Part II. Rereiket River
After a sweaty sleep, we awake to our alarms at 5:30am to meet our guides for a 6am departure. Bags ready, bellies full of Mee Goreng and sickeningly sweet local coffee, our newly organised guides are nowhere to be seen. Two hours pass of dwindling faith in this adventure when Ricky (guide 1) shows up. We think to ourselves, "T.I.I".
In no particular hurry, Ricky sparks a Samporo, pulls up a seat, orders some food and goes about explaining how we need to pay more for food supplies and a cook. This is news to us but we're not prepared to let this stop our adventure. We hand over more Rupiah and make our way to the docks.
Our "boat" is an 18-foot canoe with an outboard engine and no more then 2 feet wide. Bags and supplies securely packed in the bow underneath a tarp, we set off with myself up front, John behind me, then Ricky and Alfonse (guide 2) captaining the 'ship', all sitting on planks of timber raised just above the water already inside the boat.

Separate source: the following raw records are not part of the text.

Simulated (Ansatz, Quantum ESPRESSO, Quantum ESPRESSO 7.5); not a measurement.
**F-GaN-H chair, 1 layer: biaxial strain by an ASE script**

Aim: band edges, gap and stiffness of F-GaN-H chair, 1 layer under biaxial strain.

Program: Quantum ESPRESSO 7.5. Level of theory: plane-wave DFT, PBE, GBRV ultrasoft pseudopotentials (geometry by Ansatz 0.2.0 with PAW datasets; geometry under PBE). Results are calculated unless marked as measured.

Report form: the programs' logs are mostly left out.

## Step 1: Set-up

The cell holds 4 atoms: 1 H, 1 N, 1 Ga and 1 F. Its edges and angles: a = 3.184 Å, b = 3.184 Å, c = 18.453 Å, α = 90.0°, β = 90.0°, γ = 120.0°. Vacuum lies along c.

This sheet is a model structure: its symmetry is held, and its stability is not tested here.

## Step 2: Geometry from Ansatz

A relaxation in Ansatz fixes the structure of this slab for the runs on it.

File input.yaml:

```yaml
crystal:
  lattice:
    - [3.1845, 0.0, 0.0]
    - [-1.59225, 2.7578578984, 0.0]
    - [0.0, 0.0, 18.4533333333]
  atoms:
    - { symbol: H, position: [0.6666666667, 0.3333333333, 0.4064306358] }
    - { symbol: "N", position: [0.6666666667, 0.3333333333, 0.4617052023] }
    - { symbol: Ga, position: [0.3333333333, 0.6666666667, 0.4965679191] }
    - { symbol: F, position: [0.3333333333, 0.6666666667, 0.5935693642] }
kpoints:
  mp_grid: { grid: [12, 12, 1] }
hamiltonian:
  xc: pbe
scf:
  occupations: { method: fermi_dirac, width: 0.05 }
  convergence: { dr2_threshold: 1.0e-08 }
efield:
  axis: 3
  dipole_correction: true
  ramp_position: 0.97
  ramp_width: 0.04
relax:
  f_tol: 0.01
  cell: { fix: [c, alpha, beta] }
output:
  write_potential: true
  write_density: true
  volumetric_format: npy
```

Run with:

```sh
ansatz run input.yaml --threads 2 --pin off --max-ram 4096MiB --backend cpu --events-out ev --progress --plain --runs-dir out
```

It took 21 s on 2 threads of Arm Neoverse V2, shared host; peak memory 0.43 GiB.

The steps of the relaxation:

The first hour of this three-hour journey takes us through a gradually snaking river system flanked by dense coconut trees, jungle and a smattering of small villages. The river is about 40m wide, water is brown from the tropical storms and the air is thick with humidity and roughly 32 degrees. We pull up at one of the small villages to collect our cook, Mary, a 20-something year old woman who seems to be just a friend of the guides cashing in on our naivety. Nevertheless, John and my excitement levels are through the roof as we've gone from being abandoned by our initial contact to somehow organising a whole new program from scratch and are underway, snaking through the surreal jungle.
5 hours into the supposed 3 hour journey, the river narrows to between 3 and 6 meters wide. The bends become so tight they start to double back on themselves, water draws away to less than 6” deep and we find ourselves having to walk the 18ft canoe loaded with supplies most of the way.
7, 8 and 9 hours pass of jumping in, out, in, out of the canoe. Pushing it barefoot over submerged stones, logs and who knows what kind of tropical marine life. With the engine running, we might get a nice patch of 20m of turbulent forward movement, bouncing over the submerged objects, before we run dry once again and have to push once more. Under any other circumstances, going through something so far from what we'd been told would be smooth sailing, tantrums and dummy-spits would've occurred. However, the situation, our location and the unknown adventure of what lay ahead didn't dampen our spirits.
11 hours passes and it’s now pitch black. We’ve well and truly lost faith in the legitimacy of our new guides. Head torches on and covered in tropical insects, we run out of water to push the canoe any further, are utterly exhausted, have no idea where we are, who we’ve brought with us, where we’ll stay or how welcomed a pair of white guys will be in the middle of a jungle we know nothing about.